It is a common practice for developments concerning most economic variables to be analyzed containing some missing data. Very often, however, using only the available data and ignoring the problem of missing data, frequently leads to erroneous results with respect to the time dependence in various economic variables. Similar effects should also be expected in the case of the application of various tests based on the available data each time.
Given the above, it is the aim of this short paper to study the effects of missing data in testing simultaneity in structural econometric models. More specifically, we report the results of a Monte Carlo experiment, which examines the effects of missing data on the power of the Hausman (1978) test for simultaneity. On the basis of these Monte Carlo results it appears that as the number of missing data increases, the probability of accepting the null hypothesis of simultaneity using the Hausman test is decreased, especially in small samples of data. As the number of the available data increases, the problem is getting less problematic and after a certain level of available data it disappears.

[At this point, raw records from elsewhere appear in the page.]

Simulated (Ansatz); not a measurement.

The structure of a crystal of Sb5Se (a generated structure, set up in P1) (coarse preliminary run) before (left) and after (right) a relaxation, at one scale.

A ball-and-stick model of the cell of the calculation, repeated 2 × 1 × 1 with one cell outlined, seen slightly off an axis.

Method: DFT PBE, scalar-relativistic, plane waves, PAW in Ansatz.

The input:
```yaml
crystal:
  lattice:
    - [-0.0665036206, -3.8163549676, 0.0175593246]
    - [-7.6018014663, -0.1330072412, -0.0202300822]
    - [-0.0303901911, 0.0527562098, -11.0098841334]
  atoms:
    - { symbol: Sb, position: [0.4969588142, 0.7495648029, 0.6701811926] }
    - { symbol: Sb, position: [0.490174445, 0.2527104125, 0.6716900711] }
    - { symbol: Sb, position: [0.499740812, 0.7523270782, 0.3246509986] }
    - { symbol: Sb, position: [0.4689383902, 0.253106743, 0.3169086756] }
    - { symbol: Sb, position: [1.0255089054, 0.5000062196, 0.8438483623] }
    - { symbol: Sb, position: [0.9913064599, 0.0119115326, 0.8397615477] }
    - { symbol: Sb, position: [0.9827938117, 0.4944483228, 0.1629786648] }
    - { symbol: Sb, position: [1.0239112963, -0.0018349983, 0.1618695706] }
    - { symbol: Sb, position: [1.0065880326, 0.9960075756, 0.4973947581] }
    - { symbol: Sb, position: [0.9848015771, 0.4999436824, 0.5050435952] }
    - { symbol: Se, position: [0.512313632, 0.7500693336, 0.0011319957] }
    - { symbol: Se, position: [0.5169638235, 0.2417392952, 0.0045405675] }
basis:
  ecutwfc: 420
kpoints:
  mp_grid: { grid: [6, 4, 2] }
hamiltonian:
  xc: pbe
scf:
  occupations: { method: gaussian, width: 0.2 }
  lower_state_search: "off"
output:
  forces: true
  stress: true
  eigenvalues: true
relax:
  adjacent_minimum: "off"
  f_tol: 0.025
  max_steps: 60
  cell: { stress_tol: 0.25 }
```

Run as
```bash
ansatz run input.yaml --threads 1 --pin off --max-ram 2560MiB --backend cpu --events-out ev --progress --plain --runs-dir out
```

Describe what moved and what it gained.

To overcome this problem we use a Full Information Maximum Likelihood missing data approach (Sargan and Drettakis, 1974) to ‘estimate’ the missing data and then use them for testing for simultaneity. According to our Monte Carlo result, the probability of accepting the null hypothesis of simultaneity increases significantly when we use simultaneously the available data and the estimated (retrieved) data for testing for simultaneity, especially in a small sample. The power of the test is more effective as compared to applying the Hausman test in the case where the missing data would have been ignored.
Finally the effects of missing data on the power of the Hausman 1978 simultaneity test disappear as the number of the total observations increases, independently of whether we ignore the missing data or we use the suggested missing observations technique to retrieve them.